Originally posted by Ardje
View Post
And yes, it is setting up: you prepare the image at a board specific memory position, and hand over the pointer to the kernel.
On ARMv8 everything needs to be decompressed by the bootloader as well, and the bootloader also needs to know the more esoteric compression algorithms. ARMv8 also doesn't allow concatted initramfs images AFAIK.
I mean, the bootROM only executes raw code from some source (loading it to RAM first or not, usually yes nowadays). It's far too dumb to load an actual OS, and it's not supposed to. From that point on the bootloader can do whatever it wants.
an example of initramfs boot on ARMv8 http://weng-blog.com/2017/03/ARMv8-manual-boot/
Anyway: the Arm's I know probably load the first stage bootloader in cache, because you can't initialize a memory controller if you have no clue about how it is attached.
I've seen enough cases of L2 caches being disabled on boot while RAM most definitely was usable, and caches had to be enabled by the u-boot bootloader by writing some magic to a register.
My intel NAS
If it's x86 then all the initialization is done by FSP blobs and redboot is just a bootloader tasked to load a kernel.
the point is: redboot initializes memory to be able to download to.
Final point: generically a SoC doesn't know the memory that's connected to it, so it would be unable to initialize and use it,
There is a 99.9% chance that if you can download to memory it is by using a second stage bootloader like uboot's (pre) init that has already initialised memory. Or uboot is the third stage bootloader.

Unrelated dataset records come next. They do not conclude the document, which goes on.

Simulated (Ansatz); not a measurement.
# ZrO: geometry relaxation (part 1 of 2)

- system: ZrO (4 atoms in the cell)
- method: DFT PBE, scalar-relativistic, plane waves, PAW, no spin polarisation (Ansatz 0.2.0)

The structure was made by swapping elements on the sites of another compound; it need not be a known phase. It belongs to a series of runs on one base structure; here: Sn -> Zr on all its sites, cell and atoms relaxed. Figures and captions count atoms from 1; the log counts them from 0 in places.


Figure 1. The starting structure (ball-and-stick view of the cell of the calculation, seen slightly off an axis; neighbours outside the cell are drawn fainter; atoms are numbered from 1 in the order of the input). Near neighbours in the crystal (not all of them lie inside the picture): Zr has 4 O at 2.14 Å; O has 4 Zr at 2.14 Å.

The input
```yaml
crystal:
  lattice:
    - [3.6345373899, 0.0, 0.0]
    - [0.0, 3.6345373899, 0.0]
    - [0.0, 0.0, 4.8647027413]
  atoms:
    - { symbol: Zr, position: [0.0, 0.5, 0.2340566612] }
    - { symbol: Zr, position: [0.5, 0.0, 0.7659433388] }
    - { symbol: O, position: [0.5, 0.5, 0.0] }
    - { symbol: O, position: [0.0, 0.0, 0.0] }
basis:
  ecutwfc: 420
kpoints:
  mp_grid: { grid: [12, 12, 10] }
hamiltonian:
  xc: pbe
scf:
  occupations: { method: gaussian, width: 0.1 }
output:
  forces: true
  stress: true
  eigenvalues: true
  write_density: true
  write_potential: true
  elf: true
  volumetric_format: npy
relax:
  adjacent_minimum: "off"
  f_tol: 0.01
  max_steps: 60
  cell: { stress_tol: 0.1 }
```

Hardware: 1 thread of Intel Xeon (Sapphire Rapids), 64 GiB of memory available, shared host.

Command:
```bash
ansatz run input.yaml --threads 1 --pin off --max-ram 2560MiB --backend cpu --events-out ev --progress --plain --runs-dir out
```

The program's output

Look at the output, it has initialized RAM and it knows its size
HELLO!
BOOT0 is starting!
boot0 version : .3.0
dram size =1024
Succeed in opening nand flash.
Succeed in reading Boot1 file head.
The size of Boot1 is 0x00036000.
The file stored in 0X00000000 of block 2 is perfect.
Check is correct.
Ready to disable icache.
Succeed in loading Boot1.
Jump to Boot1.
On RPI the main CPU loads the second stage from microsd, which in turn initialises memory and then continues loading, and finally starts the application processor (the ARM part).